Core Scientific – one of world’s biggest publicly traded crypto mining firms – has announced it is considering bankruptcy protection as its stock has fallen by over 90 percent since the beginning of the year. The company has also stated it’s not likely to make any upcoming debt payments.
Core Scientific Says It’s Thinking About Bankruptcy
Core Scientific has been in trouble for some time. Not long ago, the firm mentioned it was going to release more than ten percent of its staff as a means of dealing with the ever-falling crypto space. CEO Mike Levitt mentioned at the time that the crypto mining scene was changing rapidly. He commented:
A lot of folks that don’t have a home for their mining equipment also don’t have capital… In the good old days, we used to be a reseller of servers, and there was margin in that. We could look at the margin of that and combine that with our hosting agreements and look at the overall profitability. Now, we really don’t have a very vibrant reseller business because most folks are going directly to the manufacturers. Our hosting business needs to stand on its own two feet.
The digital currency arena has been crashing and burning since the beginning of the year, with assets like bitcoin losing more than 70 percent of their value and the crypto arena losing more than $2 trillion in overall valuation.
As a result, Core Scientific and many other companies are likely feeling the heat and don’t seem to know what to do, thus looking at bankruptcy as the only viable option. Other companies to walk this path over the past few weeks and months include Celsius – a lending network – and Voyager Digital.

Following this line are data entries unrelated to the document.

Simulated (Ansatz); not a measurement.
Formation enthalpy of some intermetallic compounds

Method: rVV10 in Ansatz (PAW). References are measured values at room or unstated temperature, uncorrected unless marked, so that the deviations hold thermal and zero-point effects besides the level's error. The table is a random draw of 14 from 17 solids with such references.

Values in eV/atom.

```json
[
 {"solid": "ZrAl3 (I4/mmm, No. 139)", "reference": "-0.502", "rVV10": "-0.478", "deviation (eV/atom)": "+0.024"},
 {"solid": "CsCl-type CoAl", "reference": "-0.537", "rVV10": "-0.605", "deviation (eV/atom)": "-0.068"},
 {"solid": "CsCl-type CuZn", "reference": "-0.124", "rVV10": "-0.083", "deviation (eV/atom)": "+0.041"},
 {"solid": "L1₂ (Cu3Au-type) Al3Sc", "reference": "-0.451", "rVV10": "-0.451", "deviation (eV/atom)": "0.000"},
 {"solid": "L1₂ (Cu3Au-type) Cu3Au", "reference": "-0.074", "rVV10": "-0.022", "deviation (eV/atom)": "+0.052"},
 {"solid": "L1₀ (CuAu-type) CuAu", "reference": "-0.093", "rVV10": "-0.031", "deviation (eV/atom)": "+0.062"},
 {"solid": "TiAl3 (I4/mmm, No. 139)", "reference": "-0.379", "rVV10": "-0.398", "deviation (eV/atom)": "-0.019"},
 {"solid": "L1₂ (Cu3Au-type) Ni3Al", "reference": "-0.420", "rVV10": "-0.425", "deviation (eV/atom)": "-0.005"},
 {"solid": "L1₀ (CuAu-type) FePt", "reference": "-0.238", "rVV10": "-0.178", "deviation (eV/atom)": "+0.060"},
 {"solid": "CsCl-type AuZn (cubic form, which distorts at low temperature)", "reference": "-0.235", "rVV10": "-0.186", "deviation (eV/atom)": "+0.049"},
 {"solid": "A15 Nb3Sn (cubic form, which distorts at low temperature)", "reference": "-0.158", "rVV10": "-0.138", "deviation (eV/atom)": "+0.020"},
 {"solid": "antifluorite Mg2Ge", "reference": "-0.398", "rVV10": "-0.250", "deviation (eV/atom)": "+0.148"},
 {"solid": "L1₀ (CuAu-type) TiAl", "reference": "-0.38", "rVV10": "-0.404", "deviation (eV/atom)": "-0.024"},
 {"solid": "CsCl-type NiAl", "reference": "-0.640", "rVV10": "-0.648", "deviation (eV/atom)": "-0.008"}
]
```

Core Scientific stock shares have fallen by about 97 percent. Last June, the firm sold nearly all its bitcoin holdings (likely at a significant loss given that was the month when bitcoin was trading in the $17K range for the first time in about two years), though the company is still down nearly $27 million.
What Alternatives Exist?
Based in Austin, Texas, Core Scientific has mentioned it’s going to look for financial alternatives so it can stay in business and customers can potentially experience few negative effects, though many analysts are claiming bankruptcy could be the only option for the ailing firm. Analysts at Compass Point recently commented in a report:
With the substantial decline in mining rig prices in 2022, we believe there’s a significant chance the creditors holding this debt decide to restructure instead of taking possession of the collateral. Still, without knowing how discussions are going with CORZ’s creditors, we think a scenario where CORZ files for Chapter 11 protection has to be taken seriously, especially if BTC prices decline further from current levels.